## Task

10 cups of flour make 5 batches of cookies. How many cups of flour in one batch? Here are a diagram and a division equation that represent this situation:

$$10\div5 = ?$$

For each question, draw a diagram and write a division equation.

- 6 cups of flour make 4 batches of cupcakes. How many cups of flour in one batch?
- 2 cups of flour make $\frac23$ of a batch of bread. How many cups of flour in one batch?
- $1\frac{1}{4}$ cups of flour makes $\frac12$ a batch of rolls. How many cups of flour in one batch?

## IM Commentary

The purpose of this task is to help students extend their understanding of multiplication and division of whole numbers to multiplication and division of fractions. In grade 5, students

- multiply two fractions together and learn that a fraction times a number can be interpreted as that fraction of the number,
- divide two whole numbers with a non-whole number quotient, and
- divide a whole number by a unit fraction and a unit fraction by a whole number.

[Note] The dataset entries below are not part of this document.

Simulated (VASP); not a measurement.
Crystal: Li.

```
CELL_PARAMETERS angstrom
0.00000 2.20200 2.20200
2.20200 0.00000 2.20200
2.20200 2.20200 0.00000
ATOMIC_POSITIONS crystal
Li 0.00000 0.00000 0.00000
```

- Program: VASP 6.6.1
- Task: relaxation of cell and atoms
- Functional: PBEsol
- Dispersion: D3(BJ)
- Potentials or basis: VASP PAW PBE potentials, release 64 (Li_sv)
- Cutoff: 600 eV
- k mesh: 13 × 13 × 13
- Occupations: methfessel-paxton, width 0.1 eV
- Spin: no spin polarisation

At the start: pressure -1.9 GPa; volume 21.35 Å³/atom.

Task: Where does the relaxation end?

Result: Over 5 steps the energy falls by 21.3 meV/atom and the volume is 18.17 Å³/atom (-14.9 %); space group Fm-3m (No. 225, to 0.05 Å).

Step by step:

Notably, all of the division students do in grade 5 can be supported by an understanding of a whole number of groups. The big shift in grade 6 is that students tackle division contexts that involve a fractional number of groups.

The task does not ask students to find the quotient since the task is more about learning how to represent the situation, but teachers might choose to ask students to find or estimate the quotient, if desired.

This task helps students see how to represent *How Much in a Group?* contexts with division equations. It's designed to be used along with the task How Many Batches/What Fraction of a Batch? which covers the *How Many Groups/What Fraction of a Group?* situation.

To offload some of the tedium of drawing diagrams so that students can focus on thinking about sizes and numbers of batches, teachers might offer some printed templates for students to work on.